1.3: probability, expected value, and variance

Question 1

why is the return on a risky asset is a random variable?

Answer 1

because the outcomes (possible values) are uncertain

Question 2

what is an event?

Answer 2

a specified set of outcomes (e.g., a return is less than 8%)

Question 3

The probability measures what?

Answer 3

the chance a specified event will occur

The probability of any event is between 0 and 1

If the event is impossible, the probability is 0. If an event is certain, the probability is 1

Question 4

The sum of the probabilities of any set of mutually exclusive and exhaustive events is what?

what does this mean?

Answer 4

1

Question 5

what are mutually exclusive and exhaustive events in a set of probabilities ?

Answer 5

only one can occur

all possible outcomes are covered

Question 6

Three approaches are used to estimate probabilities

Answer 6

Subjective probabilities

Empirical probabilities

A priori probabilities

Question 7

Subjective probabilities

Answer 7

based on personal judgment

Question 8

Empirical probabilities

Answer 8

derived from relative frequencies from historical data

Question 9

when do Empirical probabilities work and when do they not?

Answer 9

Only works if relationships are stable through time

It will not be useful for very rare events

Question 10

A priori probabilities

Answer 10

deduced using logic rather than observation

Both empirical and a priori probabilities are considered objective because they are typically the same for all people

Question 11

odds

Answer 11

Odds for E = P(E) / (1 - P(E))

Question 12

The odds against an event happening

Answer 12

simply the reciprocal of the odds for that event

Question 13

Unconditional probabilities

Answer 13

based on the universe of all possibilities

They can be thought of as stand-alone probabilities.

–> For example, an investor could calculate the probability that the return is less than 8%

Question 14

Conditional probabilities

Answer 14

restrict the set of possibilities

–> For example, an investor could calculate the probability that the return is less than 8% given it is positive

This is how investors incorporate new information (return is at least 0%)

Question 15

A joint probability

Answer 15

reflects the probability of two or more outcomes occurring.

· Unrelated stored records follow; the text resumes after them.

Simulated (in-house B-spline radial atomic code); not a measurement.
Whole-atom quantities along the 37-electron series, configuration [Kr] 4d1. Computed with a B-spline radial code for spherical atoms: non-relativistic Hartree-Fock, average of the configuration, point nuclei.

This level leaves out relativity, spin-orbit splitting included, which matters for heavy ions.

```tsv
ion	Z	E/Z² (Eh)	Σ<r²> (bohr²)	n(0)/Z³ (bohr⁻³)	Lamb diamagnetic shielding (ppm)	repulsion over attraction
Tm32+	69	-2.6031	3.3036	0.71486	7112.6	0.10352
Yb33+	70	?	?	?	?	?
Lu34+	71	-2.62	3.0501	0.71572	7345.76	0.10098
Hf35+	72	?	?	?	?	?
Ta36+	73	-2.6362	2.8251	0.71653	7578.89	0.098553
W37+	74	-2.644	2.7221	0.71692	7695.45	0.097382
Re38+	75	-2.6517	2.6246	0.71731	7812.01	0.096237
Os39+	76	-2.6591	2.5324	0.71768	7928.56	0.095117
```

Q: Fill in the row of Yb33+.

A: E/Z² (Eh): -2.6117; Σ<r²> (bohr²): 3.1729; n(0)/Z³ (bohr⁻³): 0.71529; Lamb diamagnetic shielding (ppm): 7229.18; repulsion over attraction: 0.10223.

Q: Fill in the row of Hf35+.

P(AB) represents the probability of both A and B occurring

Question 16

The conditional probability of A given B can be written mathematically as:

Answer 16

P(AB) = P(A|B) * (PB)

P(A|B) = P(AB)/P(B) for P(B) =/= 0

P(BA) = P(B|A) * P(A)

Question 17

The addition rule for probabilities formula

Answer 17

P(A or B) = P(A) + P(B) − P(AB)

Note that A∩B is the event of both A and B occurring, so the probability is represented by P(AB)
.

Question 18

when are two events independent?

Answer 18

if the outcome of one does not affect the other

Mathematically, events A and B are independent if and only if
P(A∣B) = P(A)

or,

P(B∣A)=P(B)

Question 19

formula for independent events

Answer 19

P(AB) = P(A)*P(B)

Question 20

The complement of S

Answer 20

S^C

It represents event S not occurring

It follows P(S) + P(S^C)=1

Question 21

the total probability rule

Answer 21

P(A) = P(AS) + P(AS^C)

= P(A|S)P(S) + P(A|S^C)P(S^C)

Question 22

The expected value E(X)

Answer 22

the probability-weighted average of the possible outcomes of the random variable

Question 23

The expected value E(X) formula

Answer 23

E(X) = Sum of all [P(Xi)*Xi)

Xi: the outcome

P(Xi): probability of the outcome

Question 24

The variance, denoted (σ^2) of (X)

Answer 24

the probability-weighted average of the squared deviations from the random variable’s expected value

Question 25

A higher variance indicates what?

Answer 25

more dispersion in the random variable

Question 26

The standard deviation

Answer 26

the positive square root of the variance

Question 27

variance of a the weighted average of possible outcomes of on random variable

formula

Answer 27

σ^2(R) = Sum of all Wi[Xi - E(R)]^2

Wi: weight of return (probability of return)

Xi: return

E(R): Expected return

Question 28

Conditional expected values

Answer 28

take into account new information or events.

The conditional expected value of the random variable X given an event or scenario S is denoted E(X|S)

The conditional expected value of the random variable X is the probability-weighted average of the possible outcomes of the random variable conditional on S

Question 29

Conditional expected value formula

Answer 29

E(X|S) = Sum of all E(X|Sn) * P(Sn)

Question 30

the total probability rule for the expected value

Answer 30

The conditional expected values can be used to calculate the unconditional expected value

(X) = Sum of all [E(X|Sn)*P(Sn)

Question 31

formula for a conditional variance

Answer 31

σ^2(X|S) = Sum of all Wi[Xi - E(Xi|S)]^2

Wi: weight of return (probability of return)

Xi: return

E(Xi|S): Expected conditional return

Question 32

You roll a fair, 6-sided die. The potential outcomes are {1, 2, 3, 4, 5, 6}, each with probability 1/6. These 6 outcomes are most accurately described as:

A. mutually exclusive and collectively exhaustive.

B. collectively exhaustive, but not mutually exclusive.

C. mutually exclusive, but not collectively exhaustive.

Answer 32

A. mutually exclusive and collectively exhaustive.

Question 33

The addition rule for probabilities formula

Answer 33

P(A or B) = P(A) + P(B) − P(AB)

The last term P(AB) must be subtracted to avoid double-counting

–> A∩B = P(AB)